Thursday, 13 September 2012

Campaigns as insurgency

Insurgency is a part of day to day life, it's a topic regularly in the media and one which most people are familiar with to some extent. Mao codified the operations of an insurgency, broadly laying out a model which had multiple phases:
  1. Organisation and initial disruption of opposition
  2. Rising arc of terrorist attacks, aimed at pushing opposition forces out of place and disengaging them from the population
  3. Open mobile warfare and uprising 
Counter insurgents seek to prevent this steady progression by remaining (or establishing) strong links to the population, in order to deny the insurgent their support and assistance. Usually this is done by providing a positive relationship, although many have tried to establish a counter insurgency strategy based on the use of force, usually to limited success.

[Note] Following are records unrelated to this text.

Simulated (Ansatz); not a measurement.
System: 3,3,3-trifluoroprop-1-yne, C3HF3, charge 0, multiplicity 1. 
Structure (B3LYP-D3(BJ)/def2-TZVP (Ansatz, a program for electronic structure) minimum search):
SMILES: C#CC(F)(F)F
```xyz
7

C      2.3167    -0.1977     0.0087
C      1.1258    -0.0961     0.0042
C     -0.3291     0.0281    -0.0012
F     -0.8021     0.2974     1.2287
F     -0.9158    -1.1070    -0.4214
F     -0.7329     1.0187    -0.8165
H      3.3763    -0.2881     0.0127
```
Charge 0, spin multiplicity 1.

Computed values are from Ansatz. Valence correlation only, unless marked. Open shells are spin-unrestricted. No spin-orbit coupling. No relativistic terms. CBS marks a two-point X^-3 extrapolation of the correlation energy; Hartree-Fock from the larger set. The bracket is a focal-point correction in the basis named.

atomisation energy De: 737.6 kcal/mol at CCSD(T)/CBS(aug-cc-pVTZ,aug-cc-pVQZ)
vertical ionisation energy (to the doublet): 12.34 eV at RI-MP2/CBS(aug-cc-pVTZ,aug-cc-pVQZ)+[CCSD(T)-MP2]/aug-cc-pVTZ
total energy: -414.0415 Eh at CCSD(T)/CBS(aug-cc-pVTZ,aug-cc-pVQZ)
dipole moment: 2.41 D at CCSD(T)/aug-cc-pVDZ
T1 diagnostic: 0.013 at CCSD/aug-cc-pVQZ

One of the areas where campaigning links most strongly to military doctrine is in the insurgency/counter insurgency relationship. In politics, leading up to an election there is a similar tempo of operations:
  1. Organisation and ongoing attempts to establish a narrative against the Government. Directly post election, until the next phase begins
  2. "Ramping up" long term pre election, operations have a steadily rising tempo and impact. Usually 1-2 years before beginning of formal election campaigning
  3. The election, with open conflict between the various "sides" during the formal campaigning period
Obviously these are very broad definitions, as they are in Mao's codification, but structurally they are very similar.

Usually the Government is in the position of the counter insurgent, seeking to maintain strong links to the population, or to rebuild those links if they have declined between elections. The insurgent exists in the form of opposition parties, who can be either cooperative or uncooperative with each other. It's unusual for outright cooperation to exist during the final phase between the election, however it does often happen in the initial phases of organisation and the ramping up phase.

I'll try and build out some more thoughts on this model over the coming weeks, although I'm also in the midst of preparing for Boyd and Beyond, which will take up a fair bit of my time.